Yesterday, the Eighth District Ohio Court of Appeals affirmed the dismissal of a putative class action raising claims against a noteholder, mortgage servicer, and law firm under Ohio’s Consumer Sales Practices Act (“CSPA”). In Glazer v. Chase Home Finance L.L.C., 2013-Ohio-5589 (Ohio App. 2013),the Eighth District held that servicing defaulted mortgage loans is not a “consumer transaction” subject to the CSPA. The court also reinforced that there is no private right of action to enforce alleged violations of R.C. 1319.12, a statute imposing certain regulations on debt collectors. The court’s ruling limits the exposure of the mortgage servicing industry to class action litigation in Ohio—a substantial win given that Ohio was one of the epicenters of the foreclosure crisis.
The plaintiffs alleged that the defendants violated the CSPA by prosecuting a foreclosure case in which they allegedly wrongfully held Chase (the putative noteholder) out as a noteholder when the note was allegedly still held by Fannie Mae. The plaintiff argued that the CSPA applied because the defendants were “suppliers” under the CSPA, made material misrepresentations in a residential mortgage consumer transaction, and engaged in unfair and deceptive debt collection practices.

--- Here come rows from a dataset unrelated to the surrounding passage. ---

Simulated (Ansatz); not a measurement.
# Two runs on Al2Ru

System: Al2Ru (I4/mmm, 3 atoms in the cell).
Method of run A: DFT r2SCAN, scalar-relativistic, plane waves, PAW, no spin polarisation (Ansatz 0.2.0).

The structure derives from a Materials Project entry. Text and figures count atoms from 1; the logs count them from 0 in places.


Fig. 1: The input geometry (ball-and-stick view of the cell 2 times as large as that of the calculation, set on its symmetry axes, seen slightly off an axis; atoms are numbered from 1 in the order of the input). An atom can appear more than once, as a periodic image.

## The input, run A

The court rejected this argument, relying on the Ohio Supreme Court’s recent decision in Anderson v. Barclay’s Capital Real Estate, Inc., 136 Ohio St.3d 31, 2013-Ohio-1933, 989 N.E.2d 997, that residential mortgage servicers are not covered by the CSPA. While the plaintiff attempted to distinguish Anderson, reasoning that Anderson focused on “primary mortgages” rather than mortgages that had gone into default or foreclosure, the Eighth District rejected that distinction because Anderson expressly held the “management of loans in default” was not covered. As a result, the court found the foreclosure-related actions were not “consumer transactions” and dismissed the plaintiff’s CSPA claim for lack of standing. Likewise, for similar reasons, the court also found that mortgage servicers were not “suppliers” subject to CSPA.
The court also addressed a claim the plaintiff brought for alleged violations of R.C. 1319.12, a statute which authorizes the assignment of certain creditor claims to collection agencies and sets forth requirements for those collection agencies to commence litigation to collect such claims. The plaintiff argued that one of the defendants was a collection agency and was liable to the plaintiff for alleged violations of the statute. However, the court again was not persuaded, finding instead that no private right of action existed because “a private right of action is not presumed where no remedy is provided for in the statute.”